While I say this I will add I have a very different style of writing.  You might not see it as much on my blog as you would if I actually wrote a story, but it is more unique.  Through middle school my teachers realized that I write that way.  Not saying I'm amazing, just different.  In Middle School I always got good grades on writing assignments.  High School was the same.  My AP English/1010 English teacher had us write papers weekly, and he always had me read mine to the class.  Probably because I have a different writing style.  Now that I've told you I'm not a horrible writer I can move on to the purpose of this post.

I always wondered why I got such a horrible grade on the books I wrote, yet I was well ahead of the class in every other subject.  When Josh told me he didn't do so hot with his books I realized what it was; we were graded subjectively by teachers who expected cute stories about bunnies and basketball.  We were graded subjectively, not graded because we followed length guidelines and used proper spelling.  Once I got to Middle School the teachers weren't subjective graders, sure they probably didn't like some of my poems, but they realized they weren't useless.  They didn't care that I put sentences together in a different way that made the style of my paper different, or that I constantly repeat the beginning of sentences for dramatic affect.  They cared that they could understand what I was saying, and that they enjoyed it.  They graded on length, understanding, and probably spelling (which I imagine doesn't happen anymore now that everything is typed, but they probably check to make sure you are using two/to/too's right), not if they didn't like underdeveloped writing styles (I mean come on, we were like ten).

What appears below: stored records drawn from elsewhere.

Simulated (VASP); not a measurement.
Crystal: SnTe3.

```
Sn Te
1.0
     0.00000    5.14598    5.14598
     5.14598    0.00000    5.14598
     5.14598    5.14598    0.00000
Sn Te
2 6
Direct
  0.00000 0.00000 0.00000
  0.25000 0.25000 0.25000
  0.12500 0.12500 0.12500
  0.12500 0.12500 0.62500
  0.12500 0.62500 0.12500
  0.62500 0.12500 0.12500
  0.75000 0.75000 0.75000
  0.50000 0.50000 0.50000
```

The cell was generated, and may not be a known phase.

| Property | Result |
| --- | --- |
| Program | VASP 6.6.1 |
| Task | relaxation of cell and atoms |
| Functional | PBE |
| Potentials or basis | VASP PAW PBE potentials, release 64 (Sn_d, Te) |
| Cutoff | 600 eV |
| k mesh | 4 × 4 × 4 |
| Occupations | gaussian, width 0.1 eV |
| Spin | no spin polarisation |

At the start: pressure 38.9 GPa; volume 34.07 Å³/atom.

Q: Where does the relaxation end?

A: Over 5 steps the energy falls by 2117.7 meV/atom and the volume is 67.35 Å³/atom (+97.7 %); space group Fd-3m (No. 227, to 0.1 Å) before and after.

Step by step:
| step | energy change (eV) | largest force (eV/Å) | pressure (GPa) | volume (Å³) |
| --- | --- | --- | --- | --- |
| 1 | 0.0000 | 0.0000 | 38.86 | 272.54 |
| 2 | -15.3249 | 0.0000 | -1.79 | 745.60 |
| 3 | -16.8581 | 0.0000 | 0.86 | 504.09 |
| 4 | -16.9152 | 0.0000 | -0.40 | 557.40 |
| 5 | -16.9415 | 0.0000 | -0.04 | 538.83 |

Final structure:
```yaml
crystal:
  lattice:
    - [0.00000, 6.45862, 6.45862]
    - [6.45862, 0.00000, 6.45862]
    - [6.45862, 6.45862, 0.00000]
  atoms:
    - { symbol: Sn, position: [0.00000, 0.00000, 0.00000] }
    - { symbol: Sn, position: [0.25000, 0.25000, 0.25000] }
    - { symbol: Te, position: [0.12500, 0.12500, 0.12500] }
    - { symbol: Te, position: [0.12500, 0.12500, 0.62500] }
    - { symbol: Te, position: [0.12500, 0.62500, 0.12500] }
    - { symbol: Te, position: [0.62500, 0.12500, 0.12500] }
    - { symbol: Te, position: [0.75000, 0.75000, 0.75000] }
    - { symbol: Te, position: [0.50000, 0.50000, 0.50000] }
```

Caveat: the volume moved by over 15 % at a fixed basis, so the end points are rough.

Then I started thinking about other things that are subjectively graded.  Art.  Art is huge.  Now I like art, I'm very subjective about it.  Which is okay.  Which is the point.  Being subjective is okay, but you can't grade subjectively based on content.  Here's a little story of mine:

Last Fall I attempted to take classes at the U to finish a degree as fast as possible.  Some misunderstandings about babysitting forced me to quit after the first day.  But I went the first day.  I was sitting in an introductory Art History class looking at a picture of a urinal someone turned on it's side.  I looked at it thinking 'who would call this piece of crap art?'.  Apparently the teacher.  She went on some rant about what is considered art.  Some kids in the class (men I should add) kept saying how they saw cars as art.  The teacher commented back that the car itself is not art because it is useful, but a picture of the car would be art.  Many of the guys said that a picture of a car is crap, but that a brand new Aston Martin is art (O how I agree when I see them in James Bond movies, and how I cry when I find out 5 were destroyed in filming).  Some added that a urinal is useful so how is a picture of it art if they don't think a picture of a car is art.  I was getting annoyed of the conversation so I raised my hand and finally said something similar to "we will see it as art if we want to, and no definition of art can change that.  You can tell me this urinal is a piece of art, but I will never see it that way.  You can tell all of these guys that cars aren't art, but that won't change how they see it".  I got a five minute lecture about how I wasn't "culturally intelligent" enough to tell her what was and wasn't art to different people. 

Sorry for the long story.  Anyways, I wanted to punch her because in a way she was subjective grading.  To her this was art, but a picture of a car wasn't.  What if she was a photography teacher and someone turned in those two pictures?  This one would get an A, the car an F.

This urinal will never be art to me.  But can I put a letter grade on it?  If it was a contrast and shading assignment no.  If they were supposed to do a color photo yes.  Nothing to do with the urinal.

Being subjective is fine with me, but why is subjective grading being used in schools?  If you tell kids to write a story, then judge them on following the guidelines and proper spelling, not the material or how they write.  If it doesn't make sense then give good feedback, don't give them a bad grade because another teacher might love it.  If it's a picture book and has the amount of pictures required, proper spelling, and maybe commas where necessary then call it good and give them an A.  Who cares if the story is about Sweeney Todd?  Okay, maybe the school shrink cares, but the teacher shouldn't.  Same with history papers and essays, art classes (yeah Mr. Dillon, my vase in ceramics fit all of your requirements so you shouldn't have given me a bad grade because I think it looks awesome!), and essays for any other subject.  Let people be creative, say it's crap in your head if you want to (or out loud in the case of the urinal), give feedback, but give letter grades based on simple guidelines, not content.